Vanadium redox flow batteries (VRFBs) are rechargeable batteries that store energy using a metal called vanadium. The vanadium can change into different forms to help store and release energy when needed.

Unlike traditional batteries such as lithium-ion or lead-acid, which rely on solid electrodes in a closed system, VRFBs store energy in liquid electrolytes held within external tanks. This allows for easy scaling of the battery’s energy capacity by adjusting the volume of electrolytes in the tanks.

A standout feature of VRFBs is how power and energy storage capacity are separate. Their power output is defined by the electrochemical stack, whereas their energy storage capacity is determined by the size of the external tanks. This design means VRFBs can be adjusted to meet different energy and power needs independently, making them flexible to the needs of individual projects.

Safety is another key advantage of VRFBs. Unlike lithium-ion batteries, which rely on flammable organic electrolytes, VRFBs use non-flammable aqueous solutions, reducing fire risks significantly. They also deliver high energy efficiency.

By providing long-lasting, efficient, and safe energy storage, VRFBs are an ideal solution for integrating renewable energy sources into the power grid for a stable, green energy future.

We have a 1 megawatt-hour (MWh) energy storage system at Pulau Ubin, where our batteries provide round the clock energy to residents on the island.

We are also working on another project to use vanadium flow batteries in industrial tanks on Jurong Island.

Currently, we are embarking on a project with the Energy Market Authority (EMA) to study the potential for locating energy storage systems underground.

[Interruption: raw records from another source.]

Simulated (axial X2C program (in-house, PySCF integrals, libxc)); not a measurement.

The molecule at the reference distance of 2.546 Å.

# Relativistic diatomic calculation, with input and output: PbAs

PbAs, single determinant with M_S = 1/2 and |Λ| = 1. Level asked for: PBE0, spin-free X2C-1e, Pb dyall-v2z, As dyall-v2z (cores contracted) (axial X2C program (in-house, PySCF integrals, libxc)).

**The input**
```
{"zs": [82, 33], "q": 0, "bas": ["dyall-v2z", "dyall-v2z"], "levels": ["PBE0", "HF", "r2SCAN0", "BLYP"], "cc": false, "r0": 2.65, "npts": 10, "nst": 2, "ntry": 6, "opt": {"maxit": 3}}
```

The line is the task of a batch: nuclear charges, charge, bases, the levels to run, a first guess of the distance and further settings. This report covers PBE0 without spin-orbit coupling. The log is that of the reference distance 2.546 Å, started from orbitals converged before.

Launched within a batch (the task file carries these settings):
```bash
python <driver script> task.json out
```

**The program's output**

If we succeed, more of such energy storage systems can be sited underground. This would be a major plus point for a land-scarce city like Singapore.

However, going underground is not easy, as oxygen levels tend to fluctuate and air circulation can be tricky. Fire safety is also a concern. An underground energy storage system makes it more challenging to access the site to put out a fire, if it occurs.

That being said, we are hopeful as our energy storage solutions use non-flammable liquid, which means the chances of them catching fire are much lower.

We will need to tackle technological, economic, regulatory, and workforce challenges in a coordinated manner.

By driving innovation, reducing costs, fostering supportive policies, and developing skilled talent, we can transform power systems into more resilient, efficient, and sustainable networks.

Currently, they are only deployed in a few locations in Singapore. For large-scale adoption, cost efficiency has to improve significantly. And achieving this will require streamlining manufacturing processes and optimising supply chains to lower costs and make energy storage systems economically viable.

One of the major challenges we face at VFlowTech is the limited pool of individuals trained in the energy storage systems field. To bridge this gap, we are partnering with local universities to offer internships. These programmes provide students with hands-on experience, building a skilled future workforce for this emerging technology. Additionally, they contribute to developing Singapore’s talent pool in the energy storage sector to support a more sustainable energy future.

In the coming decades, we anticipate a significant increase in the adoption of energy storage solutions as countries, including Singapore, transition toward renewable energy sources. This shift will drive exponential growth in demand for efficient and scalable energy storage systems.

At present, many of VFlowTech’s projects are focused on pilot trials. In the short term, our primary goal is to scale these applications and demonstrate their commercial viability to prospective adopters. By showcasing the practicality and benefits of our solutions, we aim to pave the way for wider deployment.

My vision for VFlowTech is to remain a leading energy storage systems technology player in Singapore, continuously evolving and pushing boundaries to make energy storage more affordable and accessible for commercial use. If we succeed, our efforts can have a profound positive impact, providing the community at large with reliable access to clean energy.